FY 2014 Final Budget Stops the Bleeding from Sequestration
Following a holiday break spent reconciling 12 different bills, Congress sent a $1.1 trillion omnibus spending package to the president for signature on Thursday, January 16. The measure restores sequestration cuts for all student aid programs, and funds Pell Grants for its scheduled increase to $5,730.
Overall for the Department of Education, the bill provides $67 billion in discretionary spending, which is a $1.6 billion increase over FY 2013 sequester cuts. Restoration of program cuts is a mixed bag across education programs, but student aid fared well, with $144 million restored. This is the first full Labor-HHS-Education bill passed in 2 years; programs have otherwise been funded on continuing resolutions.
With overwhelming bipartisan support, both chambers moved quickly to pass the bill: the House vote was 359 to 67; the Senate vote was 72 to 26. The bill, which President Obama has pledged to sign, is a welcomed resolution to the budget battles that have put federal student aid funds at risk the past few years.
Highlights of FY 2014 Budget
- The Pell Grant maximum award is increased by $85, as scheduled, to $5,730 (from the current level of $5,645), for the upcoming academic year. Discretionary funding for Pell is $22.8 billion.

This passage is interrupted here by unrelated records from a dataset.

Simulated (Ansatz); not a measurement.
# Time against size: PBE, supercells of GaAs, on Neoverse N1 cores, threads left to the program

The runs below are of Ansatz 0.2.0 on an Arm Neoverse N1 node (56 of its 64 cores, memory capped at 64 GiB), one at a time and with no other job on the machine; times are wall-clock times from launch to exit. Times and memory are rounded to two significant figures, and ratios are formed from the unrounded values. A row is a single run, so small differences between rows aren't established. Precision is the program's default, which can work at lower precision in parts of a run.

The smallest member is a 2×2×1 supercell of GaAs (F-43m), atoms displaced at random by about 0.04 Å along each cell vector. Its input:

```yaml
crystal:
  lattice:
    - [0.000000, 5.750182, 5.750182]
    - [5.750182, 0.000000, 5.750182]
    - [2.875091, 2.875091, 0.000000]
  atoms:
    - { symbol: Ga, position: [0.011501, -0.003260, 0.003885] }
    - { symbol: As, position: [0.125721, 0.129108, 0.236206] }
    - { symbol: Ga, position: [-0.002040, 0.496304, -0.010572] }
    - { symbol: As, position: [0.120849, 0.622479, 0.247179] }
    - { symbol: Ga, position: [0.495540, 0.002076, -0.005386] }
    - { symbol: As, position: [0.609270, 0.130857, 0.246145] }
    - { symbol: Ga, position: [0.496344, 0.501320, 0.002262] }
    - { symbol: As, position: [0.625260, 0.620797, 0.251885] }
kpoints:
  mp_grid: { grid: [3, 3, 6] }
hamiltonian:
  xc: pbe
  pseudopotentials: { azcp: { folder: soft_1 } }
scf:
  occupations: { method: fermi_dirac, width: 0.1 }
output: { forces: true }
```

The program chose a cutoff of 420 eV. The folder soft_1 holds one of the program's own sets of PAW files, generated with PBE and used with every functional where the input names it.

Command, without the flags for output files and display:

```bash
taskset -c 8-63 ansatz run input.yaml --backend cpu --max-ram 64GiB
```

- SEOG is funded at $733 million.
- Federal Work Study is funded at $975 million (and work college funding was increased by $2.4 million).
- TRIO is funded at $838 million.
- GEAR UP is funded at $302 million.
- Funding is restored to Title III and Title V minority-serving institutions.
- The administration’s First in the World grants to support innovative approaches to college affordability and completion is funded at $75 million.
- National Institutes of Health received a $1 billion increase in funding.
- The sequester cut to Teacher Quality Partnership Grants was not restored, so funding remains at $40 million.
The bill does not include the $1 billion administration request for the Race to the Top College Affordability proposal. With the pending Higher Education Act reauthorization, and the public response to the administration’s college rating proposal, the Appropriations Committee decided not to wade into higher education reform in a spending bill.
Two higher education studies are also included in the bill. For the first, $1 million is provided to fund a study by the National Academy of Sciences, originally authorized in the 2008 Higher Education Act reauthorization, to research the effect of federal reporting requirements and regulations on colleges. The second is a requirement that the Department of Education conduct a study on enrollment, graduation and default rates for Pell Grant recipients; and make its first report to the committees in May of this year. This study follows up on the Department’s March 2012 announcement to improve the evaluation of the Pell Grant program in the National Student Loan Data System (NSLDS). While the language addresses the need to minimize institutional burden, many changes will likely be needed to appropriately address the institutional collection and reporting of data and the NSLDS analysis of that information. The inclusion of these studies is not a surprise, as we have heard the themes of accountability, affordability and completion during multiple congressional hearings on the reauthorization of the Higher Education Act.
What’s Next?
Now that the FY 2014 budget battle is over, it will soon be time to begin the FY 2015 process. We already know that the release of the president’s budget (usually the first Monday in February) will be delayed until mid-March because of the late finish of the FY 2014 process. While Congress does not need to write a budget resolution this year, House Budget Committee Chairman Paul Ryan (R-WI) is expected to propose a budget anyway to develop a long-term outlook. Senate Budget Committee Chairman Patty Murray (D-WA) is not planning to develop a budget this year because the provisions included in the December budget deal already set the spending levels for FY 2015.
Before they can do any work on FY 2015, the Appropriations Committees will need to wait for the president’s budget to be released, hold hearings with administration officials, and receive the Congressional Budget Office scoring of the president’s request. They know going in, however, that total funding for FY 2015 is the same as this final FY 2014 spending bill. How that gets divvied up will be decided during the spring and summer, before hitting an early recess for the 2014 campaign season.